Some €1.1 billion of the €4 billion in extra spending approved by Cabinet will fund cost-of-living measures announced in the budget including additional social welfare payments like the Christmas bonus and the three €150 energy credits for households.
Another €850 million will be provided to the Department of Education to accelerate the school building programme and for additional pay costs.
The Department of Children has been allocated another €170 million to provide more funding for Tusla, the Child and Family Agency and disability services.
By the end of 2023 some €1.3 million in extra funding will also have been provided to a number of departments providing services to people arriving to Ireland fleeing the war in Ukraine.
Separately, minister for housing Darragh O’Brien received Government approval to continue the Housing for All plan’s land acquisition fund. Some €114 million was allocated to it.
The fund will be administered by the Housing Agency with the aim of strategic acquisition of sites for social as well as affordable housing, particularly in Dublin and Galway.

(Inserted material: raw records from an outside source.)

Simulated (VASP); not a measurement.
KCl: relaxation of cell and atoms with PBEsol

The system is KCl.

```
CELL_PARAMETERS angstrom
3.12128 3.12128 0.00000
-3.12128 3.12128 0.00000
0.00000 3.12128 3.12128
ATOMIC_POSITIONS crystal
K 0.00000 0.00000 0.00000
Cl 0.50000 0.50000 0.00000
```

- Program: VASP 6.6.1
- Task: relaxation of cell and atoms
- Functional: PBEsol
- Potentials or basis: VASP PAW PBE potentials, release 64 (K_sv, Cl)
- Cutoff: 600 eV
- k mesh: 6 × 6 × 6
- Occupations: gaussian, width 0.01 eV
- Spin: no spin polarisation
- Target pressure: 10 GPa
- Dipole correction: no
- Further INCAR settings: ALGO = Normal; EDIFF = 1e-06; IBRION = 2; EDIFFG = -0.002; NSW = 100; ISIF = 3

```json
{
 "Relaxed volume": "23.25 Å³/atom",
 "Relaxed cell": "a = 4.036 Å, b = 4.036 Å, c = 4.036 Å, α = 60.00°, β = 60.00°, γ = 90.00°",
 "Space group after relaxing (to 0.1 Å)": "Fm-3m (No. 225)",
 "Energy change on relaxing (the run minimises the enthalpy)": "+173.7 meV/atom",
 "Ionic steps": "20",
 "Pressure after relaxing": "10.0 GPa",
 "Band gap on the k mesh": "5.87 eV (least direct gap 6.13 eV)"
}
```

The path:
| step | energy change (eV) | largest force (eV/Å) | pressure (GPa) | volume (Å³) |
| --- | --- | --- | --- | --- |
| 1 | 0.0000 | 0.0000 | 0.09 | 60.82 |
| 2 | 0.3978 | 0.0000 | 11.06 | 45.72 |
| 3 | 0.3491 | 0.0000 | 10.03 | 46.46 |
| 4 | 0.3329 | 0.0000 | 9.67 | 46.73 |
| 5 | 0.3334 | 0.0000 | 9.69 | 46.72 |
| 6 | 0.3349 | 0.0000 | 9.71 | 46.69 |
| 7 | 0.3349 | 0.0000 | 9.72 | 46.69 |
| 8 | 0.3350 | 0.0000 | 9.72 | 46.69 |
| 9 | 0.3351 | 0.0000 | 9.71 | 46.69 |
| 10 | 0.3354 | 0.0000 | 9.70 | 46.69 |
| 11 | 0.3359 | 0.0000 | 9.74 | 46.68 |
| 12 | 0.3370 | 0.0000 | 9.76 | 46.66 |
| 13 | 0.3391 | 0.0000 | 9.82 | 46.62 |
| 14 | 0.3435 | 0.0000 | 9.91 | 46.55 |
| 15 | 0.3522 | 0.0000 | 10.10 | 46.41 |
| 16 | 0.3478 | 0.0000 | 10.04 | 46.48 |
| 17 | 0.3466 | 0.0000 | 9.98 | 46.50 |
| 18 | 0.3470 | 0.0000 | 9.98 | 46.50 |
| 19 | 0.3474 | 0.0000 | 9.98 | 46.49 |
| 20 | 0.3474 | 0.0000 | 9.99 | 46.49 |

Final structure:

Mr O’Brien also got approval to increase the number of social housing acquisitions from 200 to 1,500 in 2024, to continue the tenant in situ scheme and reduce the risk of homelessness due to landlords selling properties.
Tánaiste and Minister for Defence Micheál Martin, meanwhile, welcomed the publication of the detailed implementation plan for the Report of the Commission on the Defence Forces.
Mr Martin said he is “deeply committed to the transformation of the Defence Forces into a modern, fit for purpose organisation”.
Cabinet also signed off on a Double Taxation Protocol between Ireland and Jersey, amending a previous agreement from 2009.
Most of Ireland’s double taxation agreements are being modified to incorporate new measures to prevent so-called Base Erosion and Profit Shifting (BEPS), where multinationals exploit loopholes to avoid paying tax.
Because the current double taxation agreement between Ireland and Jersey was limited in nature, some of the new anti-BEPS minimum standards and best practices cannot apply and a new protocol is needed.
It was negotiated bilaterally with Jersey and a similar approach was followed in the cases of Guernsey, the Isle of Man, the Netherlands and Switzerland.
Ministers separately agreed not to oppose a motion being put forward in the Seanad by Fianna Fáil senators on artificial intelligence (AI) and emerging technologies.
Among other measures the motion calls for the setting up of new Oireachtas committees – one on AI and another entitled a Committee of the Future – in the next Dáil term.